A year from now, he will have had two openings to fill--the seats of Justice Sandra Day O'Connor and of Chief Justice William Rehnquist, who is unlikely to attempt to preside over another full term. At the moment no one else on the Court seems inclined to retire, and Bush may never see a third opening. Since the first term of Richard Nixon, no president has had to fill more than two vacancies in a single four-year term.
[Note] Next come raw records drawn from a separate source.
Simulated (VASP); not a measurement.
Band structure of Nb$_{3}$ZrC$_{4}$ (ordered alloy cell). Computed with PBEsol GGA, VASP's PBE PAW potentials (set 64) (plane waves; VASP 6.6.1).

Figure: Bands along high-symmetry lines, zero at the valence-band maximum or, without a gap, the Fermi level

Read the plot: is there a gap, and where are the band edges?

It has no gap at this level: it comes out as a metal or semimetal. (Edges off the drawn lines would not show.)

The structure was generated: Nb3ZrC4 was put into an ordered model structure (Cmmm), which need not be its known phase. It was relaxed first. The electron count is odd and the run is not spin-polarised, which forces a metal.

The situation Bush faces now is similar to what Bill Clinton faced in 1993-94. One conservative and one liberal retired then, one conservative and one liberal are retiring now. Clinton used his picks to push the Court one click to the left. Picking liberals Ruth Bader Ginsburg and Stephen Breyer to replace conservative Byron White and liberal Harry Blackmun meant a 5-4 majority to uphold Roe v. Wade became 6-3. It meant a 5-4 majority against gay rights became 5-4 in favor (eventually 6-3 when Justice O'Connor added icing to the cake by reversing her 1986 position in 1996). By almost any calculation, it was very good news for the liberal cause on a range of other issues, including affirmative action, capital punishment for minors, and prayer in public
places.

If a year from now Bush has won confirmation for two conservatives, regardless of who the new chief justice is, the pro-Roe majority goes from 6-3 back to 5-4, with at least an outside chance of pro-life forces prevailing on the parental notification case to be decided in the coming term; a probable 5-3 majority for removing "under God" from the Pledge of Allegiance will become an inconclusive 4-4 (Justice Antonin Scalia has recused himself from voting on this issue); and the survival of racial preferences in universities and elsewhere would be in serious doubt.

Equally important would be the impact of such a shift on the psychology of the Court and its politics. Much of politics is momentum. The momentum of the Court toward being a pivotal political power center, rivaled only by the presidency, was resented by Dwight Eisenhower. It was actively fought in the administrations of Richard Nixon and Ronald Reagan. But both these presidential fights failed because an elective institution, in each case a Democratic-controlled Senate, inflicted devastating rebukes to the White House in 1969, 1970, and 1987. The nominees who filled the seats intended for Clement Haynsworth and G. Harrold Carswell (Nixon) and Robert Bork (Reagan) were Harry Blackmun and Anthony Kennedy. Both these men, after an interval of ambiguity, joined the liberal wing of the Court, confirming and raising the morale of the Court in its drive to power.

How did the Court become so politicized? At times in the past, the Court reached for power and found itself thwarted by strong presidents using their elective mandates--Jackson, Lincoln, arguably Franklin Roosevelt in his court-packing campaign in the 1930s, which ended in a kind of stalemate, with the Court maintaining a degree of independence while tacitly ending its campaign to invalidate the New Deal.